Collages and Christmas letters . . .
You thought we were done with Christmas, didn't you?
Well, most people probably are. The Greek Orthodox, however, are gearing up for it this week -- and I'm still finishing my Christmas letter. I've been busy -- juggling. But finally I'm there. It's not like it's deathless prose or anything, but I like doing it.
It's sort of an end of the year "Hi, how are things? We've survived. Another son got married. The dogs keep us fit. The grandkids keep us honest. The prof's still teaching. I'm still writing. See you next year, we hope" kind of letter.
And generally it takes me more time to write than it did for us to live the entire year in slow motion. But it's done.
The letter is written, the particular pictures to represent events of the year have been chosen, reduced, inserted, messed about, word wrapped, tinkered with, proofread and are now -- we hope -- ready to be printed. That will take place tomorrow (and so will the getting them mailed, I trust). That's like a left-over Christmas resolution finished that I had to get done before I could even think about New Year's.
And . . . ta-da! . . . I did my collage! Another not-quite resolution accomplished.

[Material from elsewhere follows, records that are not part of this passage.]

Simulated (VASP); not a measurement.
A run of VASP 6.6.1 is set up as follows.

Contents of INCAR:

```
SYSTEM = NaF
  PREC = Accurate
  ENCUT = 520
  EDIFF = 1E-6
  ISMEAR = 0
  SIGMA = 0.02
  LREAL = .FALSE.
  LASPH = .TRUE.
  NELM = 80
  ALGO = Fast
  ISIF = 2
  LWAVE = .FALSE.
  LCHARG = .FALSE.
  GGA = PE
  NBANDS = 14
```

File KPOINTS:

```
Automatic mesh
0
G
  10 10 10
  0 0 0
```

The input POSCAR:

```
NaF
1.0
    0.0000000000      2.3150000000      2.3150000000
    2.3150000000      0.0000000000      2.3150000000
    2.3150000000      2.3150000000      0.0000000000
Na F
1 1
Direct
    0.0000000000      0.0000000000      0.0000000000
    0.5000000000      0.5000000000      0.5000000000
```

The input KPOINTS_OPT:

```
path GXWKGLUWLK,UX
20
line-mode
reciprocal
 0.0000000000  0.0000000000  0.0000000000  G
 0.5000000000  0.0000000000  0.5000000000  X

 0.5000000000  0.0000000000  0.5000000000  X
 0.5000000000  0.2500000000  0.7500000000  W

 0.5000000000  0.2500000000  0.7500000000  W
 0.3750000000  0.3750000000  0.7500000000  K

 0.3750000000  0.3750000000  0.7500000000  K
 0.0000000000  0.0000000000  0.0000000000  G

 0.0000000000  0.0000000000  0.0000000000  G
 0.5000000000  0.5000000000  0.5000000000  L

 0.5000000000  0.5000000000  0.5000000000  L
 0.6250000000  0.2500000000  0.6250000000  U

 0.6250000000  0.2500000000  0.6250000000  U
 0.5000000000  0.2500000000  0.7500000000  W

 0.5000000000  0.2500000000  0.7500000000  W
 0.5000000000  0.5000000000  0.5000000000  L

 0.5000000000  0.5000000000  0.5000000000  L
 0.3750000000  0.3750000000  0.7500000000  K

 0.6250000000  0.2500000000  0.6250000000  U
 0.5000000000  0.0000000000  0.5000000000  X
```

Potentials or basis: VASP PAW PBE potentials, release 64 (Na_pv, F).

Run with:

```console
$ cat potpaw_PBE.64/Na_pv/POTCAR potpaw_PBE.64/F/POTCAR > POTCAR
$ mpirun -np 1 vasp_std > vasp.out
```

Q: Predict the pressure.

I sat down this morning while a bunch of bands and floats trundled past out in Pasadena, and cut out pictures and taped them neatly onto a piece of poster board. It is not great art. It isn't even passable art. But it does what Anne Gracie and Barbara Hannay and Jennifer Crusie and other collage gurus tell me it is supposed to do: it evokes the book.
I told Anne it was mostly about people. Apparently even my collages are 'character driven.' There are a few bits and pieces of Irish castly sorts of places in it and a treehouse and an Irish wolfhound. But mostly it's about people: some little boys (Liam and friends) and an Other Woman and Flynn's brother -- and a sister that, until I cut her out of the magazine I didn't know he had (who knew my subconcious could use scissors?).
There are also several pix of Flynn and Sara in various states of emotion -- distant and detached (that would be Sara), suave and charming (guess who?), playful and delighted, pensive, wounded, shattered. Somehow I missed the happy ending clinch pic, but I think I can imagine that.
Anyway, there are way more people than places or events or -- in fact -- anything. I'm very intrigued by that. I think I need to begin over-compensating for a lack of setting. I probably need to start hacking up National Geographics. Or better yet, tomorrow I'm hoping to book reservations for Ireland. Maybe that's what I've been waiting for.
I'm also thinking I may need to develop a collage-in-process as I write the book. As things occur, they will get slapped onto a piece of poster board. After all, I never even got to dip into my "stately British homes" mags. Note to self: buy more poster board.
The Brides contest has begun with a bang! Lots and lots of entries today. Obviously some people in the world were not watching college bowl football. Most of them seem to live in England, Australia, New Zealand and Singapore. I am counting on the Americans to catch up by the weekend.